“Democracy gives opportunities,” said Renuka Chowdhury. “There I was, a married woman, expecting my second child. I became active in politics, and have now been a member of Parliament for 20 years. I got onto a roller coaster, full of thrills and ups and downs. Sometimes it allows you no control.”
There speaks an Indian woman who sat tight on the roller coaster, kept her nerve and won through to become a minister of state. “What does it take to be a minister? It takes a lot of time, and honesty to yourself. You have to be able to be introspective,” she said.
She is an imposing person, having the trappings of her office, the authority of her leadership capacities and the balance of her natural humility. “I represent people,” she said. “Even when I get my hands slapped, I never forget that I do what I do for them.” Lighting the ceremonial lamp for the presentation of an India evening in Tokyo, she was a dramatic figure in a red-bordered black-and-white sari.
She has been several times to Japan, and traveled with enjoyment around the country. She is accustomed to living a life on the move.
“As the daughter of an air force officer, I was often transported away from home in Andhra Pradesh to other cities,” she said. “I have enthusiasm for places. When we were leaving anywhere, I always thought, ‘I must come back here again.’ “
She changed her school often, completing her postgraduate study in industrial psychology. Then she began her sociopolitical work.
“My parents led by example,” Chowdhury said. “From them I learned to respect and accept. Then after I married, my husband encouraged me. He had more confidence in me than I had in myself.”
When she was first elected to the Rajya Sabha, the Upper House of India’s Parliament, she was one of its youngest members. The president of India at that time called her “the nightingale of Parliament,” in a tribute to the beauty of her voice and the eloquence of her speech.
“When my second baby was born, I took her in a bassinet and marched her off everywhere,” Chowdhury said. “It was really not the accepted thing. There was grumbling from some of the men, who said, ‘This is why we don’t bring women into politics.’ Now, I think God gave me a fabulous family, and I have little time to be with them.”
The extended family system in India, as well as democracy, allowed Chowdhury when she was a young mother to take her opportunities. She associated with several social and cultural organizations, giving particular attention to the welfare and development of women and children. She wrote short stories for children, and pursued her own interests in agriculture and music. She served a second term in the Upper House, when she was named minister for health and family welfare. In 1999 she was elected to the Lok Sabha, the Lower House, and re-elected in 2004. In this second term she became minister for tourism.

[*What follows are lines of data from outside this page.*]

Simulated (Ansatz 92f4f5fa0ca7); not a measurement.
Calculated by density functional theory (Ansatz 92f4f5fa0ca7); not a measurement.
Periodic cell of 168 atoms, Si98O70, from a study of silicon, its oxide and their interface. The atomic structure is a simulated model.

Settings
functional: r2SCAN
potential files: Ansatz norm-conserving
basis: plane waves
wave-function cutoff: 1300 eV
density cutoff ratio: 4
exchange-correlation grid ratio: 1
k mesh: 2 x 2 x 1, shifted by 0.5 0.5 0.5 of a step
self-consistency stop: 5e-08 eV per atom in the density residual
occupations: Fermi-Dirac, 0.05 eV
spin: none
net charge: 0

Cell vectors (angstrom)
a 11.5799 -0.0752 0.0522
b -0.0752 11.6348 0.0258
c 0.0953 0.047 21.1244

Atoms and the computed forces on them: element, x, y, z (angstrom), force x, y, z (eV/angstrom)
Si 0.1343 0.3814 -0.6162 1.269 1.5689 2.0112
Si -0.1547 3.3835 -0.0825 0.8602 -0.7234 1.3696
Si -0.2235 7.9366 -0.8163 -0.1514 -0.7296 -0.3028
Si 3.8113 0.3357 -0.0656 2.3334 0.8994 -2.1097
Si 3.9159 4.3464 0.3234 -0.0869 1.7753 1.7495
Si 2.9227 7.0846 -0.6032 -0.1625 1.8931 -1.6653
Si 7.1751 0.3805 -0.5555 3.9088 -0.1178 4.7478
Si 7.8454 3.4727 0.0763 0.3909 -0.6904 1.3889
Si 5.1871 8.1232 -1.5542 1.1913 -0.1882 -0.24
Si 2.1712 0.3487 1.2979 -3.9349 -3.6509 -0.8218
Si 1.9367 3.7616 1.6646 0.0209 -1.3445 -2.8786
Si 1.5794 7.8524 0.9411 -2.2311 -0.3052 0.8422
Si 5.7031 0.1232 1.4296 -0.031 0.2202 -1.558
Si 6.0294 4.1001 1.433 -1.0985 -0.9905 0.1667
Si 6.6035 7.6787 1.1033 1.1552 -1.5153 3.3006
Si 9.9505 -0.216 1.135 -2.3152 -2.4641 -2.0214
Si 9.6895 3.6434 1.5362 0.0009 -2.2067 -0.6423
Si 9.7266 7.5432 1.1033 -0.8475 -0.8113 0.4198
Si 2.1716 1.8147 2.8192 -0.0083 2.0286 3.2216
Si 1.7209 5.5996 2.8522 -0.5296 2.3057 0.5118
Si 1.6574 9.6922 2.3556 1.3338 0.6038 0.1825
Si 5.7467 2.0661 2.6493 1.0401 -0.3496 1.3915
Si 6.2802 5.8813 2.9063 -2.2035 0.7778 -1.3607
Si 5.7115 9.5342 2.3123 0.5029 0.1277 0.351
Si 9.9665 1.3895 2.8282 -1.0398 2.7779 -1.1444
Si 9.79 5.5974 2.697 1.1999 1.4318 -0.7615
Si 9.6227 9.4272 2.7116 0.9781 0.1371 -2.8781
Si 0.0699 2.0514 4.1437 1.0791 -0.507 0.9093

In 2007, India and Japan will celebrate 50 years of a cultural exchange agreement. Chowdhury came to Japan this time to discuss with Japanese officials preparations they have in hand to mark the yearlong anniversary. She said, “We want to ensure tangible, visible results in showing India in her right perspective. Japan is a huge presence in India in terms of finance and technology, and India is experiencing a rapid growth in its economy. India offers investment opportunities, the skill of our workers, and our craftsmanship. We have the facilities to host international conferences and seminars. Our two countries have mutual respect for each other’s talents.”
Additionally, Chowdhury offers her particular product, under the brand name of “Incredible India.” She said: “India has magic and charisma. It is a journey of the five senses.”
She is gratified that at last year’s Snow Festival in Sapporo, India’s Taj Mahal was re-created as an ice sculpture. She acclaims the virtuosity of Japanese performers of Indian dances and music. She speaks of the diversity of India’s regions, from the mighty Himalayan ranges in the north to the beaches and seas of the south. “Coming to India is an adventure,” she said. “You can go river rafting, trekking, live in a palace. You see camels in the desert, tigers in the jungle and elephants along with cars halted at traffic lights. India is the land of the Buddha, respecting the environment and our creatures. At the same time, India is modern and vibrant, with the world’s largest population of people under the age of 25. Please come to India. Our guest is our god.”